The Under-Appreciated Brown Suit

April 16, 2015

The Under-Appreciated Brown Suit

Since most traditional men’s clothing comes from England, so do most of its rules. A commonly cited one is, “no brown in town.” Back when there were still such things as dress codes, men choose clothes according to geography. Business attire was worn in the city (e.g. navy suits with oxfords), while sporting clothes were reserved for the country (e.g. brown tweeds with heavier shoes). Never did the two mix.

Today, dress codes have largely relaxed, if not altogether disappeared, and suits are mostly worn for the serious business of weddings, job interviews, and menswear meet-ups. Since men only wear suits on formal occasions, you rarely see casual colors such as brown anymore – whether you’re in the city or not.

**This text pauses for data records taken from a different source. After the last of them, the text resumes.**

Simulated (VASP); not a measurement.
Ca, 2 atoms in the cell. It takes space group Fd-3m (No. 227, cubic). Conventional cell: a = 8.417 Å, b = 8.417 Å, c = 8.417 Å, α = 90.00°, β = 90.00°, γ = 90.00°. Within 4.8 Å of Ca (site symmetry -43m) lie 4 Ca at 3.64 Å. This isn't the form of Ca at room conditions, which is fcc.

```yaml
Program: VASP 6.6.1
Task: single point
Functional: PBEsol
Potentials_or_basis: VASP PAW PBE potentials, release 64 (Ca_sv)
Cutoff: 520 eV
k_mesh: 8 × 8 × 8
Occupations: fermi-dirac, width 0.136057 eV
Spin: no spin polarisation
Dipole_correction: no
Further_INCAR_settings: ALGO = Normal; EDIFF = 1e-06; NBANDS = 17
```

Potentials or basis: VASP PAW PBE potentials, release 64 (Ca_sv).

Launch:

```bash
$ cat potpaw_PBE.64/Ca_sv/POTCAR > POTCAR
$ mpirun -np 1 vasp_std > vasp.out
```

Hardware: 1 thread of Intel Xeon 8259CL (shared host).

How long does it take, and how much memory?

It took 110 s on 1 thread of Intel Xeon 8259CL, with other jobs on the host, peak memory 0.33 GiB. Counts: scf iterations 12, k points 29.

Which is a shame because I think brown suits look great in the warmer months. I myself have two: one in cigar linen and another in tobacco fresco. The rule of not wearing “brown in town” should probably still be adhered to in 2015, but nowadays, that means keeping them out of busy financial districts, rather than cities in general. They work well in more relaxed environments, when you want something more casual than a navy suit, but dressier than a sport coat (think: lunch at a swanky hotel restaurant).

If you’re thinking about getting a brown suit, consider what seasons you’ll wear it most. Linen works well in the summer months; cotton in the fall; and gabardine in the spring and fall. Eidos also has something in an open-weave raw silk, which would be good on a cool summer day. You can pair these with causal ties, such as black knits, and either black or brown shoes. The combination of formal black shoes with a casual brown suit might sound strange, but they work if the suit is dark enough. Besides, Hardy Aimes is supposedly buried in his favorite brown suit and black oxfords, and the guy knew a thing or two about style.